From Boosting Learning to Neural Networks: Seeing Mountains as Mountains?

By 苏剑林 | July 01, 2016

A while ago, while teaching text mining to students at Hanshan Normal University in Chaozhou, I delved into Boosting learning algorithms and engaged in some brainstorming. Eventually, I clarified some essential characteristics of Boosting learning algorithms and obtained some unexpected results. For instance, some theoretical proofs of the AdaBoost algorithm can also be used to explain why neural network models are so powerful.

AdaBoost Algorithm

Boosting learning belongs to the category of ensemble models. Of course, rather than calling it an algorithm, it is better to describe it as a problem-solving strategy. Taking supervised classification as an example, it suggests that weak classifiers (as long as their accuracy is strictly greater than a random classifier) can be combined in a certain way to obtain an excellent classifier (theoretically, the accuracy can reach 100%).

The AdaBoost algorithm is an example of a Boosting algorithm, proposed by Schapire in 1996. It constructed an explicit scheme for Boosting learning and provided a theoretical proof regarding the error rate.

Taking a binary classification problem as an example, let us assume we have a set of samples $\{x_i, y_i\}, i=1, 2, \dots, n$, where $x_i$ is the sample data (possibly multi-dimensional input) and $y_i \in \{1, -1\}$ is the sample label. We use 1 and -1 to describe the labels instead of the usual 1 and 0 merely for the convenience of the subsequent proof, without any special underlying meaning. Next, assume we already have a weak classifier $G(x)$, such as Logistic Regression, SVM, or decision trees. The only requirement for the classifier is that its accuracy must be strictly greater than random (in a binary classification problem, it must be strictly greater than 0.5). "Strictly greater" means there exists a constant $\epsilon > 0$ such that the accuracy each time is no lower than $\frac{1}{2} + \epsilon$.

The core idea of the AdaBoost algorithm is: before each training session with the weak classifier $G(x)$, it sets different weights $w_{k,1}, w_{k,2}, \dots, w_{k,n}$ for the samples (increasing the weights of previously mispredicted samples). In this way, different model parameters $G_1(x), G_2(x), \dots, G_m(x)$ are obtained each time (this could be the same model with different parameters or a combination of several different models). They are then combined in the following manner:

$$y = \bar{G}(x) = \text{sign}[f(x)] = \text{sign}\left[\sum_{k=1}^m \alpha_k G_k(x)\right]$$

Here $f(x) = \sum_{k=1}^m \alpha_k G_k(x)$. Ultimately, it can be proven that the classifier $\bar{G}(x)$ is an excellent analytical tool. Since the AdaBoost algorithm is not the primary focus of this article, I have placed the specific mathematical details at the end to avoid deviating from the main topic.

Seeing Mountains as Mountains, Water as Water

Putting mathematical details aside, let us reflect: what exactly did the AdaBoost algorithm do? Or more broadly, what is the essence of so-called ensemble models?

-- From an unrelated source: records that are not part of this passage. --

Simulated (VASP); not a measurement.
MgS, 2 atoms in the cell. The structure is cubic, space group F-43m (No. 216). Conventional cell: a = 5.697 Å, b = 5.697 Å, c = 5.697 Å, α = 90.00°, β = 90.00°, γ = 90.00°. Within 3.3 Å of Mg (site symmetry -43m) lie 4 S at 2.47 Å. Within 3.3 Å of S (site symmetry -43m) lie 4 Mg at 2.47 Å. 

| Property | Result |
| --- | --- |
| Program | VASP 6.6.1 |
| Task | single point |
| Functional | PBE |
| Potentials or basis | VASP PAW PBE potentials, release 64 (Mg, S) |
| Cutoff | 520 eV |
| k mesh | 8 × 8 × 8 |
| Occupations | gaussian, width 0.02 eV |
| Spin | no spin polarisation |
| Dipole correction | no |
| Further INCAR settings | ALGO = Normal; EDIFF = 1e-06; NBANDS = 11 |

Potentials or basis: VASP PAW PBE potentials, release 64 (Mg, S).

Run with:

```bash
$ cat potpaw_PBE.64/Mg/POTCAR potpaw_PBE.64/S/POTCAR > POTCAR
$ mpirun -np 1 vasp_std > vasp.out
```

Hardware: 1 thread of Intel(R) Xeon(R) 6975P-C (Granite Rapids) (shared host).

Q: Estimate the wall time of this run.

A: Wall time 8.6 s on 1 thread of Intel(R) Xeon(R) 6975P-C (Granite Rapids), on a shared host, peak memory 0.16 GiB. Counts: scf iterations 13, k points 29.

When we build a classification model, the typical process is as follows:
1. Find a set of labeled data, such as emotional comments in a text sentiment classification model;
2. Construct features;
3. Choose an appropriate model, such as Logistic Regression, SVM, Neural Networks, etc.;
4. Input the model for training;
5. Test results and optimize improvement.

Beginners often focus their energy on Step 3, becoming obsessed with high-precision non-linear models. In fact, models with very high precision often involve a strong internal process of feature construction. If the features are constructed well, even simple linear models (like Logistic Regression) will have relatively high precision. In other words, the most important step in modeling should be the second step—the construction of features.

Of course, constructing good features is also the most difficult step. Constructing good features requires a thorough understanding of the data and sometimes professional background knowledge. There is no unified method for how to combine existing features to form better ones.

At this stage, we are often troubled by feature construction and look forward to surprises in prediction results. This is the stage of "seeing mountains as mountains, water as water" (seeing features as features, results as results).

Seeing Mountains Not as Mountains, Water Not as Water

However, why not be a bit more imaginative? Again, assume we have a binary classification task, such as text sentiment classification. We use existing data to train a model, say Logistic Regression, obtain the model's parameters, and output some prediction results. The accuracy of the results is higher than 50%.

Are these prediction results merely results?

From a mathematical perspective, these results are obtained through a linear combination of original data, followed by a non-linear transformation with a logistic function. Put simply, they are derived from the original features through certain calculations. Looking at this sentence alone—why not view this as a way of constructing features?

Exactly! It is a result, but it is also a feature! You use one set of weights to train a Logistic Regression model and get a batch of prediction results; you change the weights to train another Logistic Regression model with different parameters and get a new batch of prediction results; and so on. Why not treat these results as features and put them into yet another Logistic Regression model? This model, at the very least, will not be less accurate than any single original model, right? Thus, we arrive at a magical conclusion—models can be used to predict results, and they can also be used to construct features—results are features. At this point, we reach the realm of "seeing mountains not as mountains, water not as water"—the boundary between features and results has blurred.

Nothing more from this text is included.